Programming for Wayne County began June 2nd. The Summer Learning Camps provide six hours of daily programming. Daily programming includes at least one hour of reading and one hour of math instruction daily. One hour of intervention and one hour of physical activity are also included in the schedule.
Students entering grades 1- 8 are attending Learning Loss and/or Bridge camps five days a week. All students participate in one hour of STREAM programming which is built into the daily schedule. Instruction for this hour is made up of STREAM (science, technology, reading, engineering, arts, math) activities.
The Wayne County school district made its best effort to recruit students. Teacher-to-student ratios has been established at a maximum of 10 to 1, going beyond the state-recommended 20 to 1. Many of the classroom sizes are at 1 to 8 making instruction much more beneficial to the students. Beyond the foundational reading and math instruction, Wayne County students are participating in writing workshops and other text-rich experiences. They will also be involved in field trips and other experiences that build background knowledge.
The Wayne County program is titled “A World of Possibilities!” During camps, students will be involved in exploring the world around them. They will dig deep into environments, geography, and culture. Classes will look toward answering the questions, “What makes places unique and different?” It is the vision of Wayne County Schools to address student learning loss and accelerate learning with rigorous foundational skills while instilling students with the curiosity to explore the world of possibilities that exist through text-rich experiences.
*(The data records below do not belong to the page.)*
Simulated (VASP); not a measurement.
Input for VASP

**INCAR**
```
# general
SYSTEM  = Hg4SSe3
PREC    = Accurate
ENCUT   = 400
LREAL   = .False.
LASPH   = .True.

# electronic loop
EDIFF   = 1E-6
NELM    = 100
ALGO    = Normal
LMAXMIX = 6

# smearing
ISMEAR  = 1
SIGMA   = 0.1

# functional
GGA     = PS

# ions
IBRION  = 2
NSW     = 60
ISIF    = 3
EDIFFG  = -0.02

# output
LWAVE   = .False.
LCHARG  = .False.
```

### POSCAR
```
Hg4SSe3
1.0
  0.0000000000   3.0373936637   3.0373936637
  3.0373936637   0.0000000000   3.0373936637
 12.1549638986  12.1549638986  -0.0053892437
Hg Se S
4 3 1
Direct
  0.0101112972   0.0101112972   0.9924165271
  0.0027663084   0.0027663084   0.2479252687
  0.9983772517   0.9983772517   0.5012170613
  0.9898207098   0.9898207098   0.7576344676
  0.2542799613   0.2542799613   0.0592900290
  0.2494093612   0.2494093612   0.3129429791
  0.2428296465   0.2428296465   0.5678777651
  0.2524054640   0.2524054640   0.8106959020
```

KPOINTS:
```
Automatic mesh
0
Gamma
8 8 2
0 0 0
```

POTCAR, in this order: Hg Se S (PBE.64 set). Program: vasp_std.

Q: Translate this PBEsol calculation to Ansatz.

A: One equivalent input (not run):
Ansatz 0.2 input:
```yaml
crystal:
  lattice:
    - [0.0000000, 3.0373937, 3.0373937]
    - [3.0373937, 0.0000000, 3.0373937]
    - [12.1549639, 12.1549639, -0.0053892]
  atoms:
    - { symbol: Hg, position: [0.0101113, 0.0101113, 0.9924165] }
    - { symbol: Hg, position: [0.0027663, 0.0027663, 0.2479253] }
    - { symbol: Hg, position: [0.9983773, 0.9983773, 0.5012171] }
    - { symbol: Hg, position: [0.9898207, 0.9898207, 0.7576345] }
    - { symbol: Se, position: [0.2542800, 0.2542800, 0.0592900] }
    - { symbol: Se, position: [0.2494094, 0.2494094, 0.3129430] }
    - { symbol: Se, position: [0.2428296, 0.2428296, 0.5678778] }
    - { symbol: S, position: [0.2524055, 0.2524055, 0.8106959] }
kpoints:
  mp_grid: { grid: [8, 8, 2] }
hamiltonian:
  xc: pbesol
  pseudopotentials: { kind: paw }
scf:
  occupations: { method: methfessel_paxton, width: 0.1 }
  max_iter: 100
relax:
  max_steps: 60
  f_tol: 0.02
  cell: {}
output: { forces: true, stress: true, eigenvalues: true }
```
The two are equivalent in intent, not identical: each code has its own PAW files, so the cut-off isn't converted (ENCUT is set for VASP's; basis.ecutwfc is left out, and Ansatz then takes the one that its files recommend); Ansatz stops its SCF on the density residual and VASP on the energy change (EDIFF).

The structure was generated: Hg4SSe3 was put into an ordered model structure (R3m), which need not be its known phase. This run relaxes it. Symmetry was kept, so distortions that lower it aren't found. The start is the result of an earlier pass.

During the first ten days of camp, students explored environments, including wildlife, resources, and landforms. They planted seeds, observed the chrysalis of caterpillars, and created birdhouses with Wayne County 4-H.
Another student experience was to visit the Wayne County Technology Center. Students toured the facility and were taught about the programs offered there. Schools across the county had various visitors with technical careers. These experiences exposed students to career possibilities in the technical field.